The church’s problems extended beyond the sex abuse allegations. In 2011, Apuron had signed a deed restriction allowing a valuable piece of property in Yona to be held indefinitely by the Redemptoris Mater Seminary. This was done over the objections of the archdiocese finance counsel, a group Apuron later dissolved. Hon said the pope ordered Apuron to rescind the deed restriction more than once, but Apuron refused.
Even as Apuron is facing a canonical trial in Rome, he still has loyal followers on the island. Many were, like Apuron, followers of the Neocatechumenal Way, an organization within the Catholic church that had been at odds with traditional Catholics on the island.
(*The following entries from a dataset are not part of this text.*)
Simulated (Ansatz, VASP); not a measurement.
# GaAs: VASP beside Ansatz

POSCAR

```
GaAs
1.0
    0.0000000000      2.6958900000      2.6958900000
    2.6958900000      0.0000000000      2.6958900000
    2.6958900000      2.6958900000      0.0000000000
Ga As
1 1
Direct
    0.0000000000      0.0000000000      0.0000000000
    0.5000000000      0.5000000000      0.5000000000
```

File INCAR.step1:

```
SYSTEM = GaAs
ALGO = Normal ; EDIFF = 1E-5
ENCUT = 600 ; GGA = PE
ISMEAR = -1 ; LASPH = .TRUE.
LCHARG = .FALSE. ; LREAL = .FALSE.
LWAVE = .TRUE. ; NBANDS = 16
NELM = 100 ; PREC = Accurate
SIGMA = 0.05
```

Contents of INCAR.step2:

The discord led to Samoan students being withdrawn from the seminary, and the Carmelite nuns left the island.
Eventually, many of Apuron’s actions were rescinded, including the seminary deed restriction. Popular priests he’d removed were reinstated. In November, Coadjutor Archbishop Michael Jude Byrnes was named as Apuron’s successor, and he called on the community to begin healing.
Thanks Sylvia for your information. A thought struck me while reading this really sad history – would the church not be further off concentrating on the spiritual well-being of it’s flock, than resorting to manipulating these temporal matters?
I guess it’s now Canada’s turn, huh? South America got Jose Silva, so now we get a prize in return. Mike.
Right you are Mile, on both counts.
Mike, it seems the only good parody with this one is that of the Black pot, calling the Black pot Black- and later saying it was a different kind of Black.
1AS – as sad and terrible as this is, I am laughing in my corn flakes over your comment! Thank you!! You are right on the money! Mike.
St.Paul’s, Ottawa is a renowned center for pursuing Canon Law studies. I suggest that this venue may well be used to ‘park’ clergy who have issues with their diocese or religious order/congregation.
If they are foreign nationals then immigration needs to thoroughly check their backgrounds to determine the truth behind applications to study in Canada or elsewhere. We cannot take the risk of having clergy enter the jurisdiction under false pretenses.